Looking At The 37 Apache Data Projects

I’m spending time investing in my data, as well as my database API research. I’ll have guides, with accompanying stories coming out over the next couple weeks, but I want to take a moment to publish some of the raw research that I think paints an interesting picture about where things are headed.

When studying what is going on with data and APIs you can’t do any search without stumbling across an Apache project doing something or other with data. I found 37 separate projects at Apache that were data related, and wanted to publish as a single list I could learn from.

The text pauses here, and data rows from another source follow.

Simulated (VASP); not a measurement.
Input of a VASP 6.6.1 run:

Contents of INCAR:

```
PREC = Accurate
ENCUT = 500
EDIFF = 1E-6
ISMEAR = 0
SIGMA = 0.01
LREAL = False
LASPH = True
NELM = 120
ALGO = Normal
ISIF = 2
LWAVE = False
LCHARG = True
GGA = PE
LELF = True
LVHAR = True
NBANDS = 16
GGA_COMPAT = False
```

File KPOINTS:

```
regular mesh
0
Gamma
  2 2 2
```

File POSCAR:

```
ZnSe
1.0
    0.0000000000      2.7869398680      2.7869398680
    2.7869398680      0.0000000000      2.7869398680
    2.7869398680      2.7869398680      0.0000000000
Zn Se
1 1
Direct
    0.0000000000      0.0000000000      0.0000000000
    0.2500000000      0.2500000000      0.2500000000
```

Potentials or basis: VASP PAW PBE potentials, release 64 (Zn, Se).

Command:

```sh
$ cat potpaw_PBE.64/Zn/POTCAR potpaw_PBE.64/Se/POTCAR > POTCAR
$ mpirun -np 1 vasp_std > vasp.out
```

  • Airvata** - Apache Airavata is a micro-service architecture based software framework for executing and managing computational jobs and workflows on distributed computing resources including local clusters, supercomputers, national grids, academic and commercial clouds. Airavata is dominantly used to build Web-based science gateways and assist to compose, manage, execute, and monitor large scale applications (wrapped as Web services) and workflows composed of these services.
  • Ambari - Apache Ambari makes Hadoop cluster provisioning, managing, and monitoring dead simple.
  • Apex - Apache Apex is a unified platform for big data stream and batch processing. Use cases include ingestion, ETL, real-time analytics, alerts and real-time actions. Apex is a Hadoop-native YARN implementation and uses HDFS by default. It simplifies development and productization of Hadoop applications by reducing time to market. Key features include Enterprise Grade Operability with Fault Tolerance, State Management, Event Processing Guarantees, No Data Loss, In-memory Performance & Scalability and Native Window Support.
  • Avro - Apache Avro is a data serialization system.
  • Beam - Apache Beam is a unified programming model for both batch and streaming data processing, enabling efficient execution across diverse distributed execution engines and providing extensibility points for connecting to different technologies and user communities.
  • Bigtop - Bigtop is a project for the development of packaging and tests of the Apache Hadoop ecosystem. The primary goal of Bigtop is to build a community around the packaging and interoperability testing of Hadoop-related projects. This includes testing at various levels (packaging, platform, runtime, upgrade, etc…) developed by a community with a focus on the system as a whole, rather than individual projects. In short we strive to be for Hadoop what Debian is to Linux.
  • BookKeeper - BookKeeper is a reliable replicated log service. It can be used to turn any standalone service into a highly available replicated service. BookKeeper is highly available (no single point of failure), and scales horizontally as more storage nodes are added.
  • Calcite - Calcite is a framework for writing data management systems. It converts queries, represented in relational algebra, into an efficient executable form using pluggable query transformation rules. There is an optional SQL parser and JDBC driver. Calcite does not store data or have a preferred execution engine. Data formats, execution algorithms, planning rules, operator types, metadata, and cost model are added at runtime as plugins.
  • CouchDB - Apache CouchDB is a database that completely embraces the web. Store your data with JSON documents. Access your documents with your web browser, via HTTP. Query, combine, and transform your documents with JavaScript. Apache CouchDB works well with modern web and mobile apps. You can even serve web apps directly out of Apache CouchDB. And you can distribute your data, or your apps, efficiently using Apache CouchDB’s incremental replication. Apache CouchDB supports master-master setups with automatic conflict detection.
  • Crunch - The Apache Crunch Java library provides a framework for writing, testing, and running MapReduce pipelines. Its goal is to make pipelines that are composed of many user-defined functions simple to write, easy to test, and efficient to run.
  • DataFu - Apache DataFu consists of two libraries: Apache DataFu Pig is a collection of useful user-defined functions for data analysis in Apache Pig. Apache DataFu Hourglass is a library for incrementally processing data using Apache Hadoop MapReduce. This library was inspired by the prevalence of sliding window computations over daily tracking data. Computations such as these typically happen at regular intervals (e.g. daily, weekly), and therefore the sliding nature of the computations means that much of the work is unnecessarily repeated. DataFu’s Hourglass was created to make these computations more efficient, yielding sometimes 50-95% reductions in computational resources.
  • Drill - Apache Drill is a distributed MPP query layer that supports SQL and alternative query languages against NoSQL and Hadoop data storage systems. It was inspired in part by Google’s Dremel.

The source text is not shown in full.